THE MILLION-dollar ruck club is set to welcome a new member.
After knocking back significant interest from Geelong, Sydney and St Kilda last year, Carlton big man Tom De Koning backed himself in with a two-year deal through to free agency. He had more millions and more years on the table from rivals but was confident by the end of 2025 he would be maximising his value. It looks an inspired decision now.
De Koning's form just keeps reaching a new level. Champion Data has had De Koning as the No.1 rated player on the ground in his past three matches for the Blues – making him the 29th player ever to complete that three-game streak and just the second ever ruckman after Fremantle's Sean Darcy last achieved it from round 16-18 in 2021.
His 35.5 AFL Player Ratings points last week against Geelong, where he was matched up on younger brother Sam, was the second highest rated game by a ruckman on record and his 36 clearances over the past four games is the second most for a ruck in Champion Data's recording history (Western Bulldogs great Luke Darcy had 41 from round six to nine in 2002). Interestingly, Sam De Koning was the No.2 rated player on the ground, making it just the second time two brothers have been rated as the two best on the ground (Nick and Josh Daicos did it in round 18 last year).
De Koning's 64 contested possessions over the past four matches is the eighth most by a ruckman on record but only the third most by a ruck this season, with Swans star Brodie Grundy having 70 over his past four games.

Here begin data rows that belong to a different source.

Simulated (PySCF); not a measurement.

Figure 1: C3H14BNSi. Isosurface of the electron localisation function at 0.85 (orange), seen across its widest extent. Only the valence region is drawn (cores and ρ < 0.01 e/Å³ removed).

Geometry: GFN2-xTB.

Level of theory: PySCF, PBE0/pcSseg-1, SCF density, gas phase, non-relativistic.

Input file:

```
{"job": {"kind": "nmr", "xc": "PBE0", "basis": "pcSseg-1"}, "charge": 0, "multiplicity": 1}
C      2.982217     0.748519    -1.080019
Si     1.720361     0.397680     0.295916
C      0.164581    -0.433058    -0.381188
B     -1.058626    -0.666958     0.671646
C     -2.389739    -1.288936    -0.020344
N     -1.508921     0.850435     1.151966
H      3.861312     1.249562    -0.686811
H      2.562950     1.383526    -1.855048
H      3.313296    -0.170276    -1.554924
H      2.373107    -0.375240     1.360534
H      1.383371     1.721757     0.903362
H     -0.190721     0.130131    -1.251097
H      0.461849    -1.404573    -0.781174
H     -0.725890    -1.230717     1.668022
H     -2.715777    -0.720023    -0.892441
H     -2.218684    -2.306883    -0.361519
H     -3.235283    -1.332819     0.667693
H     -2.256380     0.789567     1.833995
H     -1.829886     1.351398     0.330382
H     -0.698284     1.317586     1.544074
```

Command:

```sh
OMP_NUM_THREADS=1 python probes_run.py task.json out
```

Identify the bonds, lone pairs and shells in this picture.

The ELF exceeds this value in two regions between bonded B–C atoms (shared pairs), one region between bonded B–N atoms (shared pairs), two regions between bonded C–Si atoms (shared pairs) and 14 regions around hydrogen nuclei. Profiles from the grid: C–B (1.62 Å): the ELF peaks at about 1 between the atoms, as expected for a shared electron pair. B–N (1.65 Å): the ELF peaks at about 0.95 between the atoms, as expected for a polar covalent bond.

The 24-year-old's emergence as one of the competition's best ruckmen continued what AFL.com.au described earlier this month as the new wave of big men dominating around the ground as well as in the air.
It is a form line that was kickstarted in last year's finals series which saw De Koning's stardom build, on top of some Robbie Williams pop song assistance.
The next phase comes in the contract. Carlton will be keen to get the deal done as soon as possible and as a free agent De Koning will command long-term offers and big-money deals.
Million-dollar ruckmen are few and far between in football, with West Coast's Nic Naitanui and Collingwood then Melbourne and now Sydney's Grundy also in the club. But De Koning's ascent and the changing nature of the ruck role will give him power to join the rare group even as the Blues try to lock him down before he reaches his free agency season.
Carlton's big five have always been central to its flag aspirations – the midfield duo of Patrick Cripps and Sam Walsh, forward pair Charlie Curnow and Harry McKay and defender Jacob Weitering. Weitering, too, enters a free agency year next year and will be commanding seven-figure sums, as will Walsh the following season in 2026 as a restricted free agent.
De Koning's arrival as the sixth member of the band has given Carlton its newest weapon and will also implore rivals to bring out the chequebook again.
He is the latest cog in a Carlton machine that is humming at the moment, with Michael Voss' side overlapping high scores with high pressure.
Champion Data showed there has been just 10 sides since 2013 who have scored at least 135 points in a game while also recording a pressure rating of over 200, like the Blues did against Geelong last week. Three of these have been Carlton in the 13 months – round seven, 2023, round three this year and last week.